Treasured family items should stay in the family
The greatest allure of antiques, for me at least, is their connection to a time that is no more. These mementos of the past bring back memories of what was, but is no longer. Any antique can invoke such memories. One of my favorite pieces is a chipped and pitted milk crock that I use for making pancake batter. Each time I take it out of the cabinet I think about who used it in the past and what their life might have been like. I purchased the bowl at a flea market for a couple of dollars long ago, so I know no particulars. Still, each chip and scratch tells a story and brings me closer to those unknown, previous owners of the bowl. Family heirlooms have a far greater power for invoking memories and bringing one closer to those who are long gone. That is why one should never let family heirlooms get away.

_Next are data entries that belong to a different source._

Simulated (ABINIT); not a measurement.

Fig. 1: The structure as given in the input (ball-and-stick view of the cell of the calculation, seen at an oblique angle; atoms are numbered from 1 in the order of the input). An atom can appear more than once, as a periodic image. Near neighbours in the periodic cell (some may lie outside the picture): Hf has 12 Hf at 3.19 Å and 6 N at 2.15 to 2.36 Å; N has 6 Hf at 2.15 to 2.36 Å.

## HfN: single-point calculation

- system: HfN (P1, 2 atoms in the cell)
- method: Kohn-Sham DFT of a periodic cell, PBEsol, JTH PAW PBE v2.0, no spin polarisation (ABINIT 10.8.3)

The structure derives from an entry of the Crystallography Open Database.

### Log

I enjoy all my antiques for their beauty, their nostalgia, and the memories of the past they summon. The few family heirlooms I own are far more precious than any other pieces because they possess a connection to a specific time, place, and person. I own a pie safe that once belonged to my Great-Grandmother, Mary Blackford. I have cabinets that are far more beautiful in my collection, but the family connection makes my old pie safe more valuable to me. It’s a connection to my own past and a memento of my great grandmother who I met only a handful of times when I was a young boy.
My favorite family heirloom is a primitive, well-used feed bin from my Grandmother’s farm. My strongest memories of Grandmother’s farm are of that feed bin. It sat there for decades, usually filled with corn used to feed the chickens who nested nearby. The bin was older than that barn itself and was most likely moved from the old log barn that once sat on the property. The bin was repaired over the years with pieces of tin nailed down over holes. Most likely, the grandfather I never met made those repairs. The old feed bin was a part of my family’s life even before I was. After my grandmother passed away, her belongings were sold at a private family auction. Only grandmother’s children were allowed to bid. I was far away at the time, but when my father called and asked if I wanted Mom to bid on anything for me, I said, “I want the old feed bin in the barn. Bid up to $500 on it.” If I’d spotted a feed bin just like it in an antique store for $50, I wouldn’t have even slowed down to look at it. I had no place for the bin and no practical use for it, but it was important to me. The old bin was a part of my childhood. I was very pleased when Dad called and said I owned the old feed bin. Today, it sits in my home. It probably isn’t worth $100, but I wouldn’t take a $1,000 for it. If circumstance someday forces me to let it go, I’ll most likely give it to a close family member. I’d rather pass it on to someone who’ll appreciate it than to sell it for mere cash. My plan, however, is to hold onto the old bin and enjoy it until I pass on myself.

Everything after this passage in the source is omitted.